# PR card posting to UK



## sajee01 (May 25, 2010)

I am wondering if somebody give me expert opinion about posting a PR card to UK (not national) by courier,whether it is legal objection or not. 
I left Canada after 3 weeks of landing (landing date 30 march 2010),now My friend has just received my PR card and I am also want to go back to canada. 

Could you please give me any refrence to CIC website as well if somebody know that PR card sending by post is no objection. 
Regards, 
Sajee


----------



## oddball (Aug 1, 2007)

I do not know how your friend obtained your PR card , I have been a resident of Canada for 45 years , my card became available after I returned from my trip last year , no one was allowed to collect my card for me , I had to return to Canada early this year to obtain it and went through a third degree before they would give it to me .


----------



## Auld Yin (Mar 10, 2009)

sajee01 said:


> I am wondering if somebody give me expert opinion about posting a PR card to UK (not national) by courier,whether it is legal objection or not.
> I left Canada after 3 weeks of landing (landing date 30 march 2010),now My friend has just received my PR card and I am also want to go back to canada.
> 
> Could you please give me any refrence to CIC website as well if somebody know that PR card sending by post is no objection.
> ...


You probably gave the Immigration agent when you landed your friend's address as your permanent address. That is an untruth and you should not have done that. However do *NOT* have your friend send the card to you. Provided you have all the documentation that you had when you "landed" you will be allowed re-entry without the PR card.


----------



## oddball (Aug 1, 2007)

I still do not know how this man had a PR card sent to ANY address , it has to be collected in person , that is the govenment ruling . 
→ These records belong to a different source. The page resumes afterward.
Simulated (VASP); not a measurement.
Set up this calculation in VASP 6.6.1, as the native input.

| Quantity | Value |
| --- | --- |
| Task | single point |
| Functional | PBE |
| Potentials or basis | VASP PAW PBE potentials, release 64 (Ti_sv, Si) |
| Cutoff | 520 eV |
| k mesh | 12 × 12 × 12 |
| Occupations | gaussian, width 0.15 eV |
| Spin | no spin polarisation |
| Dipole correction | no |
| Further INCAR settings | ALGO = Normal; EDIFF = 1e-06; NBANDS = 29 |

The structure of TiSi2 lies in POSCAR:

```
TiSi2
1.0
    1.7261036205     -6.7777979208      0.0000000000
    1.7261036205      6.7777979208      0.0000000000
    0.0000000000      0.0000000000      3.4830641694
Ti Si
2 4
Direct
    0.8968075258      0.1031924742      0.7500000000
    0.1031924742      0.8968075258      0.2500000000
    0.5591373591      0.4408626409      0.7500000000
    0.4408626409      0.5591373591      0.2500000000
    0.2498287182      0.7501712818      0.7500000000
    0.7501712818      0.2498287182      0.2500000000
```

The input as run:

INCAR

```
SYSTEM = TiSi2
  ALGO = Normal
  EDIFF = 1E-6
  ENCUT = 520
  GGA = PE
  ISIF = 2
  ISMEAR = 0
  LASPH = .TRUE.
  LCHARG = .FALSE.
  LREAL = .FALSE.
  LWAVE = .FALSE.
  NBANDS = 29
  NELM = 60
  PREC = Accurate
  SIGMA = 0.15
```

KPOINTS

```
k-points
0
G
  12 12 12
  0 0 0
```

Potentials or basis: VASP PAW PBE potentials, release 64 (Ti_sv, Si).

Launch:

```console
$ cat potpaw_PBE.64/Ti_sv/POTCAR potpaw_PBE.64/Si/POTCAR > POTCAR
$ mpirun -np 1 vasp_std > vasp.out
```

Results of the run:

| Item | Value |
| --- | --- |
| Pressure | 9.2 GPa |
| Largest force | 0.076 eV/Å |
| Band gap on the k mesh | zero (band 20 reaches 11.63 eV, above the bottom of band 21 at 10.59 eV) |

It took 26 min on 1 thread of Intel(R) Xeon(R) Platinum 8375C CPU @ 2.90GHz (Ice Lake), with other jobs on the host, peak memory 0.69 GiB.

Having said that , he must ensure he has ALL THE DOCUMENTATION , immigration has become very tough about that card , it has more importance to them than your passport , I had my expired card ( 3 days ) and a letter of confirmation that my new card had been issuied and a collection date arranged plus passports since 1966 and original landed immigrant paper , they were still S.O.B.s about it .


----------



## sajee01 (May 25, 2010)

*Travel documents fees*

I am permanenet resident of Canada but not UK citizen.I went to canada three months ago and came back to uk without collecting PR card now I have to apply travel documents from UK to travel calgary.I know applying documents forms and fees which is $50 but there is no information is given on canadian embassy 

*
who should I write cheque to?
what currency they accept whether pounds or dollar?
Whether UK bank cheque is acceptable?
Please help me if somebody knows anything?
anyone know the embassy number where I can talk to them .I have tried diffrent numbers but only taped answers are there.
*


----------